From Greece With Love
This article is from the archive of The New York Sun before the launch of its new website in 2022. The Sun has neither altered nor updated such articles but will seek to correct any errors, mis-categorizations or other problems introduced during transfer.

In the middle of the 18th century, when European artists were just beginning to get interested in Hellenic art –– an interest dovetailing with the Enlightenment’s promotion of ordered, rational ideals –– James “Athenian” Stuart had beaten them to the punch. The English designer, architect, and selfproclaimed “learned and curious person” had already traveled extensively throughout Greece, with artist Nicholas Revett, between 1751 and 1753. Stuart and Revett rigorously measured and accurately recorded, for the first time, ancient Greek temples, monuments, and ruins. Their modest goal was to uncover new decorative elements by tapping the “primary sources” of antiquity. Instead, they unwittingly sewed the seeds of a full-blown Greek revival in the applied arts.
Stuart, along with other 18th-century notables such as Johann Joachim Winckelmann, was one of the first European advocates of ancient Greek art. His travels abroad made him one of the first artists to draw directly from Greek ruins –– a fact that bestowed his images with an unassailable authenticity. In England, his designs for buildings, interiors, and furniture were some of the first instances of this newly acquired lexicon of Grecian decorative motifs used in daily practice. But unlike other historical persons who achieved landmark firsts, Stuart has remained relatively unknown. Perhaps the exhibition “James ‘Athenian’ Stuart,1713–1788: The Rediscovery of Antiquity,” at the Bard Graduate Center, will spark the rediscovery of James Stuart.
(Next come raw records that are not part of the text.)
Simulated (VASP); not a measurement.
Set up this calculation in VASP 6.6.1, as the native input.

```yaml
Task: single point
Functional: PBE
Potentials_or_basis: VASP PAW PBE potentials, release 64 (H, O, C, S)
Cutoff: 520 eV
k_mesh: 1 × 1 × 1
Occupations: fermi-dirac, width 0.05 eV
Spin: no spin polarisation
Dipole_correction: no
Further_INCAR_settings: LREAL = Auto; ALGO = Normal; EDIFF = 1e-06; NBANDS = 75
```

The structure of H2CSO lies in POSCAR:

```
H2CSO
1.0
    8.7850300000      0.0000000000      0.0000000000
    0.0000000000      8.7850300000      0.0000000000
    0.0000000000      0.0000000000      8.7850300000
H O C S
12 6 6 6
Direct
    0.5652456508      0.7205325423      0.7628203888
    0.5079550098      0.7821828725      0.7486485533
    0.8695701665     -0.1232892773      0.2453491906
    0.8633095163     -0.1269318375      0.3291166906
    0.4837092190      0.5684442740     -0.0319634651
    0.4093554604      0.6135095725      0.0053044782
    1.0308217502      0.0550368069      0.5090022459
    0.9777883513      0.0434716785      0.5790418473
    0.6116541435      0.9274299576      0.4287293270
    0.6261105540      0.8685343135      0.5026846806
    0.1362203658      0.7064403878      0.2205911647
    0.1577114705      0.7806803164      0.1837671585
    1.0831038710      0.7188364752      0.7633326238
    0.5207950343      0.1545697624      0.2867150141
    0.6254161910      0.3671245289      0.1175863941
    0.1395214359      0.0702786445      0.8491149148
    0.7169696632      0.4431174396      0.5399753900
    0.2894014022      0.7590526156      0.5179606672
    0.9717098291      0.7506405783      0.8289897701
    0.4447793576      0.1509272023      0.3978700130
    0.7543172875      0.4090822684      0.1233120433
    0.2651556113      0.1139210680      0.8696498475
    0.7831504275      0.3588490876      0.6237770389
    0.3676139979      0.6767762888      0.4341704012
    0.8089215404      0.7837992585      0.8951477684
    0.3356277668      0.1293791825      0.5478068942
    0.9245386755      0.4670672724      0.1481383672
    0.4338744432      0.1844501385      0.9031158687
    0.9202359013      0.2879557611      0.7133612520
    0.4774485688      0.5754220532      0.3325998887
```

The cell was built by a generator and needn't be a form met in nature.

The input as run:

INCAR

Curated by the founder and director of the Bard Graduate Center, Susan Weber Soros, this exhibition exemplifies what the Bard Graduate Center does best. Though not without its flaws, the show reflects Bard’s roots as an educational institution. Shows at Bard are based on a belief in, and commitment to, elucidating historically important art and artists –– regardless of their potential blockbuster status –– in a way that is not only intellectually rigorous, but is always made accessible through detail-oriented installation. For the Stuart exhibition, this detail takes the form of numerous documentary photographs and videos that help flesh out Stuart’s own drawings, etchings, designs for buildings and interiors, furniture, vases, and even medals. More than 180 works, sprawled over three floors, are used to broaden the viewer’s understanding of James “Athenian” Stuart.
The work for which Stuart is perhaps best known is the three-volume “The Antiquities of Athens,” published in 1762, 1789, and 1795. These volumes, containing etchings Stuart made based on the piles of drawings he produced while in Greece with Revett, became a standard neoclassical design sourcebook in the 19th century. Eighteen of these on-site gouache drawings are on view here. The experience of the drawings is one part travelogue plus one part academic archaeology, adding up to an intimately personal, yet vicarious, Grand Tour.
From a “View of the Amphitheatre at Pola From the West” (1750s–60s) to a “View of the Gate of Athene Archegetis, Athens” (1750s–60s), these drawings depict the ruins against unbelievably crisp, blue skies, and often with groups of figures mingling among them, lending a sense of scale to the structures. Relating less to the refined watercolors of Paul Sandby (1730–1809), Stuart’s drawings do feel more like the objective, literal records they were meant to be, rather than individualized works of art. His detailed attention to the native dress of his figures produces a kind of ethnographic record. Amazingly, some of these drawings are the only remaining images of ancient structures no longer standing, such as the Temple on the Ilissus River, destroyed by the Turks in 1778.
On view alongside these drawings are copies of the first volume of “The Antiquities of Athens,” one of which is shown closed to display the gold-tooled, red morocco leather presentation binding Stuart designed. This type of binding was a rarity, ahead of its time in the area of bookbinding for its use of neoclassical elements such as palmettes and anthemion.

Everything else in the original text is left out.